Sunday, March 21, 2010

I'm a millionaire! (If I lived in Germany...in 1923...)


A couple of weeks ago, while my mother was out visiting the Pioneer Valley, we wandered into a local bookstore and picked up a nice copy of the first full-English translation of Robert Burton’s essential early modern pseudo-psychology treatise, The Anatomy of Melancholy (ed. Floyd Dell and Paul Jordan-Smith; New York: Tudor Publishing Company, 1938). I was intrigued by the book for academic reasons, but also because of a fascinating insert I noted as I flipped through it in the store.
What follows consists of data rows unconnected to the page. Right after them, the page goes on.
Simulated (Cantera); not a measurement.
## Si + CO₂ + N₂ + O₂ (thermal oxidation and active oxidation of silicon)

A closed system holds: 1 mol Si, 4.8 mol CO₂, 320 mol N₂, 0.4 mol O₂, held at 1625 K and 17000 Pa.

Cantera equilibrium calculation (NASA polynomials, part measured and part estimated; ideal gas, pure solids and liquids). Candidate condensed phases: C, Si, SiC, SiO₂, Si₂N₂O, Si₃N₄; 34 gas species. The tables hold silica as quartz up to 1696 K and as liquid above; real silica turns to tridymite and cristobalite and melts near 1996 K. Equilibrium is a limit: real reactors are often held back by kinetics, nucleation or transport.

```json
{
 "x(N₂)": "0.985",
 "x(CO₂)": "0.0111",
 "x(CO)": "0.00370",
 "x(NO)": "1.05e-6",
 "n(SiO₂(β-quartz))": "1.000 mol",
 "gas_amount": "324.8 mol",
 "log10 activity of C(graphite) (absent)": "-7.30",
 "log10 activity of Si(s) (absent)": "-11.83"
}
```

When we got back home and started browsing through the book, we found several more of these peculiar inserts, apparently serving as bookmarks that had been long forgotten by some previous owner of the book (perhaps “Gladys L. Wheeler”, whose bookplate is inside the front cover; see below). Altogether, there were twelve colorful, well-preserved German bank notes in the book, spanning a period from 1908 through 1923. These important pieces of paper currency chronicle an extremely tumultuous and formative fifteen-year period in the history of the German nation, covering the transition from the imperial government (1874-1918) to the Weimar Republic (1918-1933) and the years before, during, and after World War I.


In chronological order, the Reichsbanknotes we found were the following:


100 marks: serial number 3684867H; Berlin, 7 February 1908 (10cm x 16cm)




100 marks: serial number G0220597; Berlin, 21 April 1910 (10cm x 20.5cm); two of these




1,000 marks: serial number 3256531K; Berlin, 21 April 1910 (11cm x 18.5cm)




50 marks: serial number 437438; Berlin, 24 June 1919 (10.25cm x 15.25cm)




10,000 marks: serial number U01369332; Berlin, 19 January 1922 (10cm x 18cm)



500 marks: serial number S8694405; Berlin, 7 July 1922 (9cm x 17.5cm)




50,000 marks: serial number 18N619250; Berlin, 19 November 1922 (11cm x 19cm)




5,000 marks: serial number K480537; Berlin, 2 December 1922 (9cm x 13cm)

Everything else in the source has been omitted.